Sagorika Haque

Student Fellow

Title

Undergraduate

Department/School

Institute for Gender, Race, Sexuality and Social Justice

Faculty

Arts

University

UBC

Sagorika Haque is a final year student of gender and political science from Dhaka, Bangladesh – one of the most disproportionately climate vulnerable regions in the world. Their research experience and interests lie at the intersections of human rights education, gender-based violence, intergenerational trauma, displacement, embodied knowledges, neocolonialism, political accountability, art, and transformative justice in historical and present South Asian spatiotemporal contexts. With publications across journals such as Decomp, Ignite, UJAH, the Garden Statuary, and URNCST, she is also a poet, activist, and hopeful future educator, currently working with the UBC English Language Institute and the AMS Advocacy Committee, passionate about exploring and embodying trauma-informed systems thinking and community-based interventions in and beyond both policy and curricula to erode cultures of heteropatriarchal capitalist violence towards more just, compassionate futures.

Primary Recipient Awards

Sagorika Haque – Catalyst Fellows – 2022

The Wall Catalyst Student Fellow cohort will first come together to engage in the online, interdisciplinary Facing Human Wrongs course and subsequently work together on a number of public-facing projects.

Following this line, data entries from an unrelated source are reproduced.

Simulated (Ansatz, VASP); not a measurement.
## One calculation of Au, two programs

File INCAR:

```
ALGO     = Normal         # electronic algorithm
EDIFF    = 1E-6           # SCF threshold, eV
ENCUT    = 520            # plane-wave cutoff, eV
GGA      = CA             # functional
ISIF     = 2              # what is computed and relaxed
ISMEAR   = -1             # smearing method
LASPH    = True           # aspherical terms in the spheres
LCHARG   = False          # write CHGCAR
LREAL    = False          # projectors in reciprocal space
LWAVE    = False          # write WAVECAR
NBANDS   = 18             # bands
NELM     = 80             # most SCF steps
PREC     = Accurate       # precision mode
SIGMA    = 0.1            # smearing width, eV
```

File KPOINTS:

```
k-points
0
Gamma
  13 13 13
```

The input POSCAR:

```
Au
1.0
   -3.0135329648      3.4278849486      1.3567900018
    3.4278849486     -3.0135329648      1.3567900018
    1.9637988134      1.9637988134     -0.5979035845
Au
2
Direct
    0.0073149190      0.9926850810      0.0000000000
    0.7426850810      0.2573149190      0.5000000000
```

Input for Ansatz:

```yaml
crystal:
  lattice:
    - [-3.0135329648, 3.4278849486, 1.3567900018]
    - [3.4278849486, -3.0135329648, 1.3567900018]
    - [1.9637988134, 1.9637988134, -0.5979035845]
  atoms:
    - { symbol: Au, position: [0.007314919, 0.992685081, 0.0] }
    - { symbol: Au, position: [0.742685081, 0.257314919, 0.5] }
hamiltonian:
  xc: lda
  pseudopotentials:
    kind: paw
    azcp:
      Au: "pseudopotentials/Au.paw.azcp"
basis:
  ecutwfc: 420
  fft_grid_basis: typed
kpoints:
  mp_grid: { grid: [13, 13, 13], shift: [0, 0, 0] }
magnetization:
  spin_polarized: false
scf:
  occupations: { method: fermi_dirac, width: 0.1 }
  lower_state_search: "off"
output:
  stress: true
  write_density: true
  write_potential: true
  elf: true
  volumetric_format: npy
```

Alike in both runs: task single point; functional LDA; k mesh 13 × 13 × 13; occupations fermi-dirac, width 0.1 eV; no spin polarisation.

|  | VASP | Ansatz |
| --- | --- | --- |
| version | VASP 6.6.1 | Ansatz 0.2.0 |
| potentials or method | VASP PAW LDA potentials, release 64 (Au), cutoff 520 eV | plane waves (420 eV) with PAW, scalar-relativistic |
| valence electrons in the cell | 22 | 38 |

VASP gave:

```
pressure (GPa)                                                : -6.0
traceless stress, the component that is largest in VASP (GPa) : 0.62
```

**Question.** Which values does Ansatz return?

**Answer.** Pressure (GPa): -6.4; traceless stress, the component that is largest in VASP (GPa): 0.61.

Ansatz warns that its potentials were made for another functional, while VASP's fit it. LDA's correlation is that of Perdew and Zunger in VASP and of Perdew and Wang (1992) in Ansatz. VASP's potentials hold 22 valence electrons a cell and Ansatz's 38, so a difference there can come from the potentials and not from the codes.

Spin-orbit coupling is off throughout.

The course content touches upon systemic, historical and ongoing violence, unsustainability, our complicities in social and ecological harm, and our tendency to address complex problems, such as biodiversity loss, food insecurity, economic and political crises, and the potential for social and environmental collapse, with simplistic solutions. The course requires students to be willing to be uncomfortable and to have their perspective challenged.

Sagorika Haque – Catalyst Collaboration Fund – 2023

asha ; a  transnational arts, education, research, & community organizing collective

Asha is a transnational arts and research collective developing local, global embodied knowledges based interventions through community organizing and multimedia social justice educational programming by, for, and with peoples who have experienced racialized and gendered oppression. We aim to be an open source multidisciplinary network of ecosystem of documentation around marginalized histories and futures that aim to uplift, celebrate, and mourn the urgent intersections of land, memory, climate crisis, and collective storytelling to foster senses of agency and belonging through community. Our multibranched structure addresses intersections between lived experiences of historical, ongoing structural violences, and cultural heritages threatened by ongoing colonial legacies.